This blog post was co-authored by Dr. Stephanie Rosch and Chadwick Anderson.
Student Agency. It’s a buzz word heard everywhere educators gather these days and rightly so. Education is not a thing to be done to students, it’s a thing to be done with students. Creating opportunities for students to own their individual learning trajectories and, from the beginning, making them aware of the skills and knowledge they’ll need to show proficiency is the cornerstone to the competency-based, learner-centered approach to schooling that educational reformers are touting throughout our field.

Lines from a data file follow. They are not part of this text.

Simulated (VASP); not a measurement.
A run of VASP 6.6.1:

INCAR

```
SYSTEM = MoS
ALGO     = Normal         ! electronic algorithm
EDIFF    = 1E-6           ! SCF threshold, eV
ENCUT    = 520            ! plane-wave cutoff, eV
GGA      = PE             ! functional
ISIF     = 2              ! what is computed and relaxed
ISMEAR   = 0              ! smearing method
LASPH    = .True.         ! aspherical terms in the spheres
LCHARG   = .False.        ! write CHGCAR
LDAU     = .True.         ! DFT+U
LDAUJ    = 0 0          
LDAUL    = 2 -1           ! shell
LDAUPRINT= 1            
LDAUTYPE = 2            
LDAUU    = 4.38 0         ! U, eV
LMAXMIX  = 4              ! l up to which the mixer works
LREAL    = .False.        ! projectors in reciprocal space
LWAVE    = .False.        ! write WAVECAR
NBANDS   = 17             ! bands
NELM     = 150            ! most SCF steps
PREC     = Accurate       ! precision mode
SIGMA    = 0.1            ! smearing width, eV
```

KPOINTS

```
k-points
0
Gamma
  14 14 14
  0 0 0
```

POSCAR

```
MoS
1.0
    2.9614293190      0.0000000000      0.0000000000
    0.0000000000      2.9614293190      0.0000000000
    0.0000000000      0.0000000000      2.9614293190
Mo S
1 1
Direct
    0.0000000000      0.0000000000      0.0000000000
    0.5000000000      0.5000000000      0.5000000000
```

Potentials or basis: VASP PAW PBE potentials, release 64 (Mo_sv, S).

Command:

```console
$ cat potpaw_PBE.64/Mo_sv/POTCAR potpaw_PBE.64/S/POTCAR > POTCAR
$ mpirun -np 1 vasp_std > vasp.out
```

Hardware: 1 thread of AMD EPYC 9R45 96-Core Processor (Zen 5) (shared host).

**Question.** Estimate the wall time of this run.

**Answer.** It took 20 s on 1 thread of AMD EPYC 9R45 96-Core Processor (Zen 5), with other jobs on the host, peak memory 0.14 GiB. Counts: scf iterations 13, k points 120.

One school district in the metropolitan area of Denver has put into practice a learner-centered, competency-based system of education and has been refining the concept for 10 years. “Where Education is Personal,” is the tagline for Westminster Public Schools, an urban district of almost 10,000 students with 17 schools where 77% of the students are Hispanic, 46% are English Language Learners, 81% qualify for free or reduced lunch and there is 20% mobility. The Westminster Public Schools Competency Based System (CBS) recognizes that every child learns differently, and their learning should be personalized so they are engaged and involved every step of the way. Instead of being grouped by age, students are grouped by performance level. Students who are ready for more challenging content move to the next level without delay, while those who need extra help get it. CBS requires students to show mastery of learning targets before moving on to the next level. This approach allows some students to progress more quickly, while others may take more time to learn.
Westminster Public Schools challenges the ineffective practice of social promotion, which historically has allowed lower-performing students to “squeak by” with a D minus while lacking the skills and competencies needed to be successful in society. Student agency within such a Competency-Based System is essential. Rather than being passive recipients of knowledge transfer, learners take the driver’s seat plotting a logical and self-chosen course through clearly delineated learning targets within a series of performance levels leading to graduation. This educational reform is catching fire nationwide because it what’s best for kids and families. It just makes sense. Learn more about WPS’ Competency-Based System here: https://www.westminsterpublicschools.org/cbswps.
Clear and explicit presentation of Student Learning Outcomes (SLOs,) termed Learning Targets in our district, is necessary to get at the notion of student agency. At every level and in every classroom, teachers are trained to begin lessons and units of study by assuring student understanding of what skills and knowledge will be attained. Further, learning targets are posted, referenced, and reviewed throughout the lesson and checked back upon for formative lesson closure. In much the same way, students and teachers utilize success criteria, statements, or exemplars that clearly define what proficiency of a given target looks like. It’s the students’ job to check their work/understanding against the clearly defined success criteria and reflect upon whether they are successful or what they need to do to show proficiency. Sound assessment practices guide this process as teachers and students check in on individual goals and weigh student work/skills against success criteria.
In a real-life example of this procedure, consider Julio, a 7th grade student learning about the Pythagorean Theorem. Julio’s math teacher laid out the success criteria he needs to complete to show proficiency. Success Criteria works like a checklist of all the steps to show proficiency for the topic, starting with vocabulary and introductory pieces and working through the more complex pieces and up even higher into error analysis. Teachers are constantly using this depth of knowledge to ensure students can complete problems and use the material in new settings. Sometimes, Julio gets to pick whether to do practice problems through a website, design his own math scenario using the Pythagorean theorem, and sometimes he gets to compete Cornell notes. Julio has always been advanced in math and now, instead of waiting for the teacher to get all of the students to the same place, Julio gets “just right” instruction. He gets the opportunity to choose how to show just what he knows about the Pythagorean Theorem in a variety of ways.
This focus on what is best for kids is a partnership and a blending of data sources analyzed by both the teacher and the student. Sound formative assessment practice helps to create a logical learning plan for students. Putting kids in the driver’s seat with relation to their personalized learning while coaching them through the process of goal setting to attain proficiency is an engaging way to get at student agency to foster great outcomes for kids.